Book Review The Maps of Second Bull Run: An Atlas of the Second Bull Run (Manassas) Campaign from the Formation of the Army of Virginia through Chantilly, June 26-September 1, 1862
The Maps of Second Bull Run: An Atlas of the Second Bull Run (Manassas) Campaign from the Formation of the Army of Virginia through Chantilly, June 26-September 1, 1862. By Bradley M. Gottfried. El Dorado Hills, CA: Savas Beatie, 2024. Hardcover, 320 pp. $39.95.
Reviewed by Scott C. Patchan
Way back in 1989, I lived in Salem, Virginia, while my wife finished school at Roanoke College. Being somewhat off the beaten path of Civil War history, I quickly learned that the college Library had in its collection a complete copy of the Official Records of the War of the Rebellion. At the time the library occupied the old Roanoke County Courthouse, I spent many evening hours there reading through the reports of various battles and campaigns. While there one evening, I discovered John Hennessy’s Second Manassas Battlefield Map Study which was originally published by the U.S. Government. It was an amazing document containing sixteen poster-sized maps with full documentation in the form of primary source material from the soldiers of Second Bull Run. It was an incredible document that I purchased a few years later when it became available in book form by H.E. Howard as part of the Virginia Civil War Battles and Leaders Series. Having moved to Northern Virginia in 1991, I utilized these maps, traipsing over the Manassas Battlefield for more than thirty years and had to eventually obtain a replacement set due to the wear and tear from field usage.
Fast-forward 34 years to 2025, and Bradley Gottfried delivers a tour de force map study on the Second Bull Run Campaign published by Savas Beattie LLC. The book contains well over 100 highly detailed, full-color maps. Gottfried starts readers off on June 26, 1862, the day Maj. Gen. John Pope assumed command of the newly created Army of Virginia offering a series of theater-level maps showing the positions and movements of all Union and Confederate forces operating in the Old Dominion at that time. These maps display the movements of Pope’s and Maj. Gen. Thomas J. “Stonewall” Jackson’s forces in the Virginia Piedmont culminating with the epic showdown at the Battle of Cedar Mountain on August 9. At this point, Gottfried provides nineteen maps detailing the ebb and flow of combat at Cedar Mountain.
Next the book provides us with a highly detailed mapping of the movements of the armies between Cedar Mountain and Second Bull Run. These maps display the movements along and between the Rapidan and Rappahannock Rivers, Jackson’s epic flank march, and the associated engagements as well as the arrival of reinforcements from the Army of the Potomac and Generals Robert E. Lee and James Longstreet.

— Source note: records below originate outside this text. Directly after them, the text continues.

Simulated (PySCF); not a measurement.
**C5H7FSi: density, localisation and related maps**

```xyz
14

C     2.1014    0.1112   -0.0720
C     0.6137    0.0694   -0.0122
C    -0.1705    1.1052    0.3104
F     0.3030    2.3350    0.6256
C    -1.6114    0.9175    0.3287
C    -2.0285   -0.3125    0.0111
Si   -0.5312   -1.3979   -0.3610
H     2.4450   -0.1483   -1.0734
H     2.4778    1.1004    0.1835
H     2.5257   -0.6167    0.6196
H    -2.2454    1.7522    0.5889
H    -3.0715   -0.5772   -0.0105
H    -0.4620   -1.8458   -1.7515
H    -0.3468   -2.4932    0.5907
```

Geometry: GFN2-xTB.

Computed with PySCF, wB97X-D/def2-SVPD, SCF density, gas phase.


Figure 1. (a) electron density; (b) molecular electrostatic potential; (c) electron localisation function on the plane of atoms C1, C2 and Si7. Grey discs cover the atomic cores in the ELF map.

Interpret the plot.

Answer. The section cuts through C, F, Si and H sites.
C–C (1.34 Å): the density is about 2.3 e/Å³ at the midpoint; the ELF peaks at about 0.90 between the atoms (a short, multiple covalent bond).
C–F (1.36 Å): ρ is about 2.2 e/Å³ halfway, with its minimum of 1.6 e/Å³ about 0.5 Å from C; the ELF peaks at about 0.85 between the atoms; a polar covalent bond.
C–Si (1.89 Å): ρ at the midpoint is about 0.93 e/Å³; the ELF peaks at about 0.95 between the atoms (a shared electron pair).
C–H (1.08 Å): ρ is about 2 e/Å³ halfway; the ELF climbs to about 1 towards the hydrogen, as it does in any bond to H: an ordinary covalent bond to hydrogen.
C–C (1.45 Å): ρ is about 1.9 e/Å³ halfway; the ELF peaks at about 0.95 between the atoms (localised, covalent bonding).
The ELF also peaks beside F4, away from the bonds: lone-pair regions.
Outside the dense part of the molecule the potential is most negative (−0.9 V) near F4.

The book then moves on to Thoroughfare Gap and Brawner farm, bringing great detail to these pivotal engagements that set up the Second Battle of Bull Run. Gottfried covers the fighting throughout August 29 and 30 at Manassas Battlefield, wading into the often-confusing action and bringing clarity to the reader. The tactical action of Pope’s assaults against Jackson at the Unfinished Railroad Cut, Porter’s Attack, and Longstreet’s counterattack are shown in detailed iterations as well as the controversial bigger picture operations of Maj. Gen. Fitz John Porter and Longstreet on the southern fringes of the battle. Each map includes a page of historical narrative explaining the associated action to the reader. These accounts are well written and at an appropriate level of detail to ensure that the reader understands the action on the map. While I had some quibbles with some of the minutiae in the interpretation here and there, the scope and magnitude of this intricately focused study will leave the reader, and perhaps more especially the boots on the ground battlefield stomper, in awe. It is an invaluable tool for anyone interested the Second Bull Run Campaign.
Gottried has certainly continued in his fine tradition of maps of the Eastern Theater Campaigns, and one can only hope that he continues with volumes on Chancellorsville and others yet unexplored.
Scott C. Patchan, a veteran Civil War battlefield guide and historian, is the author of Second Manassas: Longstreet’s Attack and the Struggle for Chinn Ridge (2011), Shenandoah Summer: The 1864 Valley Campaign (2009), and The Forgotten Fury: The Battle of Piedmont, Virginia (1996). He also served as a research consultant and contributing writer for Time-Life’s Voices of the Civil War: Shenandoah, 1864 (1998). Patchan has twice served as president of the Bull Run Civil War Round Table and is a much sought after tour guide for both Revolutionary and Civil War battlefields and historic sites. He resides in Spotsylvania, Virginia.
Love to see a side by side map of where Lee/Jackson were, and where Pope thought they were at that time!
I love maps! A graphic display is vital to readers’ understanding of a battle.